JM Eagle Prevails in High-Stakes FCA Case
- Client News
- June 5, 2020
Paul, Weiss prevailed in a high-stakes False Claims Act damages lawsuit against our client, JM Eagle, when a judge issued a judgment as a matter of law and dismissed the case.
JM Eagle, one of the world’s largest makers of plastic pipes, was sued by dozens of municipalities and water districts claiming its pipes were defective and that the company had falsely represented that they met industry standards. Paul, Weiss was retained in 2014, after the company, looking to different counsel, was found liable on False Claims Act claims by a jury in the “liability” phase of trial. Plaintiffs’ claims involved thousands of contracts and over $1 billion in lost value.
Our lawyers successfully repositioned the case and obtained rulings that the liability finding applied only to the five exemplar plaintiffs; that the plaintiffs could not seek damages for immediate replacement of all pipe because there was no imminent risk of failure; and that damages could only be awarded based upon the physical properties of the plaintiffs’ pipe. A bellwether jury trial on the exemplars’ $58 million damage claim (supported by a sophisticated engineering model) started trial in the fall of 2018. Paul, Weiss, led by David Bernick and Jaren Janghorbani, challenged all aspects of plaintiffs’ case, including plaintiffs’ understanding of the contract provisions and industry standards that predicated their liability theory. The team presented evidence that there was nothing wrong with the pipe at issue, that hard science showed the pipe would not fail prematurely, and that no damages had occurred. At the conclusion of the trial, the court ruled that the plaintiffs could not claim the construction costs associated with any future pipe failure, and limited recovery to the cost of the pipe, which was, at most, $1.2 to $2.1 million—a tiny fraction of the $58 million (before trebling) that plaintiffs had claimed for just these five plaintiffs.
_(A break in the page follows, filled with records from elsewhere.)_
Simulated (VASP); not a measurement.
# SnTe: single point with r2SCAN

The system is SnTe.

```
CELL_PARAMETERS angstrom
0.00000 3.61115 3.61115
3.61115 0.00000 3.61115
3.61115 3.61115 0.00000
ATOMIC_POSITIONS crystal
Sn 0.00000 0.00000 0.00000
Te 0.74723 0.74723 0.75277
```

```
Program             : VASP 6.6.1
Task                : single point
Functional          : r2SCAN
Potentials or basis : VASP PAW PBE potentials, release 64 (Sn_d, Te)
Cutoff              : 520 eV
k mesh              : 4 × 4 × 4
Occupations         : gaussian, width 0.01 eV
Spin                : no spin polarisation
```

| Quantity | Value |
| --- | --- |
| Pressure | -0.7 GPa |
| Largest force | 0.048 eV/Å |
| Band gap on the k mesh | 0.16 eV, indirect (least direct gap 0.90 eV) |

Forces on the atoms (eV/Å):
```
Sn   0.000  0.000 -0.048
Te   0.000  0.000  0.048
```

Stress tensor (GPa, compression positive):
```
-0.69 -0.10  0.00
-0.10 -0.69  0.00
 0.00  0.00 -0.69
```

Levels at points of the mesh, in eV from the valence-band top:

After five days, the jury deadlocked over all the questions they were asked to decide—including the threshold question of whether there was any deficiency in the physical properties of the plaintiffs’ pipe—and the court declared a mistrial. Subsequently, Paul, Weiss moved for judgment as a matter of law.
In a dramatic ruling rejecting damages entirely, the court granted the motion, holding that the plaintiffs had failed to provide any evidence at trial from which a jury could make a finding of an award of actual losses that would not be “erroneous as a matter of law,” “totally unfounded” or “purely speculative.” The court bolstered this determination with an extensive Daubert analysis, ultimately finding that the testimony of Plaintiffs’ key experts was barred.
The Paul, Weiss team included, among others, litigation partner Jaren Janghorbani.